***Growing Up Absurd In The 1950s- Be-Bop The Adventure Car Hop
A YouTube film clip of Johnny Ace performing his classic Pledging My Love.
From The Pen Of Frank Jackman
No question if you were alive in the 1950s in America, and maybe in other countries too for all I know but I think that this is truly an American phenomenon, the golden age of the automobile met the golden age of al fresco dining, okay, okay low end pre-Big Mac dining. Sorry, I got carried away. Golden Age eating outdoors, well, not really outdoors but in your Golden Age automobile at the local drive-in restaurant (not drive through but that may have been true too). See the idea was that a young guy, maybe a guy who was a wiz at fixing up cars and who had retro-fitted, dual carb-fitted, low-slung wheels-fitted, amp-fitted some broken down wreak and made it a “boss” car, like a ‘57 Chevy or Dodge or some nerdy young guy who had two left hands and had borrowed his father’s blah-blah family car for the night would bring his date to the drive-in restaurant and did not give a damn about the cuisine or the ambience against sitting in that car all private and all to munch on burgers and fries. And be seen in that “boss” car or in the case of the father borrowed car just to be seen with his date. Be seen by the million and one young guys, maybe guys who were also wizzes at fixing up cars and who had also retro-fitted, dual carb-fitted, low-slung wheels-fitted, amp-fitted some broken down wreak and made it a “boss” car, like a ‘57 Chevy or ‘59 Dodge or some nerdy young guys who had two left hands and had borrowed their father’s blah-blah family car for the night would bring their dates to the drive-in restaurant and did not give a damn about the cuisine or the ambience against sitting in those cars all private and all to munch on burgers and fries. Also to be seen and to be placed in the high school pecking order accordingly. Or if not in high school to be paid homage for surviving that chore, and for knowing the ropes, knowing the signposts in the drive-in night.

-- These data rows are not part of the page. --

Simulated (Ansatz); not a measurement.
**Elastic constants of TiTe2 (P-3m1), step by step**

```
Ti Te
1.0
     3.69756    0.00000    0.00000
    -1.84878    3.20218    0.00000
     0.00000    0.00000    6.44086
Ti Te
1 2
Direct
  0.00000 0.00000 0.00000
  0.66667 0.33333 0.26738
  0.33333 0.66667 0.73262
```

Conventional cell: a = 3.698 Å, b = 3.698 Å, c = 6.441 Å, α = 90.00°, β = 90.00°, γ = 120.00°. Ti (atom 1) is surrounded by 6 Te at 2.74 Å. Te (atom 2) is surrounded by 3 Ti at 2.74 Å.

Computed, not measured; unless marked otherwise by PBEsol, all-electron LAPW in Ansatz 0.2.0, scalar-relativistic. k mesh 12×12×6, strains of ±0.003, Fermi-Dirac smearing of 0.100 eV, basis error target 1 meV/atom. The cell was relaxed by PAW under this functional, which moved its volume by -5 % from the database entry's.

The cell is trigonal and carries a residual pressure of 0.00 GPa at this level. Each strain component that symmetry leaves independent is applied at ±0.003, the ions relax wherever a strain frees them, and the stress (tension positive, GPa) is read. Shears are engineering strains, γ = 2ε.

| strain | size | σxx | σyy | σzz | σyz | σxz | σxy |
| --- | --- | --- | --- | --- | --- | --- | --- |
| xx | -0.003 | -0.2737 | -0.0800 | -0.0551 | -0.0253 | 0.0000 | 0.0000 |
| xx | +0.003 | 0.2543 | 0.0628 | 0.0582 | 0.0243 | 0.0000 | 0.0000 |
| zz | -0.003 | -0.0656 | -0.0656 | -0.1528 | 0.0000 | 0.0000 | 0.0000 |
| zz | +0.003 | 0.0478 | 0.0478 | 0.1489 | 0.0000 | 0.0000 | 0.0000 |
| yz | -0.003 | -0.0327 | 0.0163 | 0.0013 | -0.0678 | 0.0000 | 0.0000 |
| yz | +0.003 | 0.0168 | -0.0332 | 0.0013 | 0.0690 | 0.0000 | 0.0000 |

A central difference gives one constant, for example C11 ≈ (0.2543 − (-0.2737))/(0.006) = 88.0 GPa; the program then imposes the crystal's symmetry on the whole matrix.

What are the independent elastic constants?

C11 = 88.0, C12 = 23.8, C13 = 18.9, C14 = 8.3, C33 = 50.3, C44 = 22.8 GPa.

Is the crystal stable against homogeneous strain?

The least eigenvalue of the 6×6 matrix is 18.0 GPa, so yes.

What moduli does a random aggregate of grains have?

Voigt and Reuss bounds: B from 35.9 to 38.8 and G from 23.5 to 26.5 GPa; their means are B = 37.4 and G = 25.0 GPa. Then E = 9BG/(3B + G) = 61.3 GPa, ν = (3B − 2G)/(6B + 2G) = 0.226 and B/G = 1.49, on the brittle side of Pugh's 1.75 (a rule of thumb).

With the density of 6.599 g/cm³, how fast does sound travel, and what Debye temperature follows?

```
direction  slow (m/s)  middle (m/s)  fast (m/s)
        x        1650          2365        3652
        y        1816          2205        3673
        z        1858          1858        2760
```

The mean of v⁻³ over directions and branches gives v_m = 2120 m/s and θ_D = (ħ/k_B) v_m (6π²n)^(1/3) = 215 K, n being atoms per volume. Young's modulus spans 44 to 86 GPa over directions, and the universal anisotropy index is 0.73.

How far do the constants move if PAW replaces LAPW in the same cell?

Once I have put golden age automobile and golden age dining out together all that needs to be added is that Eddie, Eddie Connell, is out, out once again, with his ever lovin’ Ginny, Virginia Stone, in the Clintondale 1950s be-bop night, having a little something to eat at the Adventure Car Hop, that burgers and fries eternal teen night dining combo (did I mention a Coke or Pepsi, if I did not then those were the standard drinks to wash those hard-hearted burgers and those fat-saturated fries down) after a hard night of dancing to the local rockers and afterward a bout down at Adamsville Beach located a couple of towns over and so filled with Clintondale and other young couple seeking some privacy from watchful town eyes, in the “submarine race” watching night. Let’s hone in on what Eddie and Ginny are up to, okay.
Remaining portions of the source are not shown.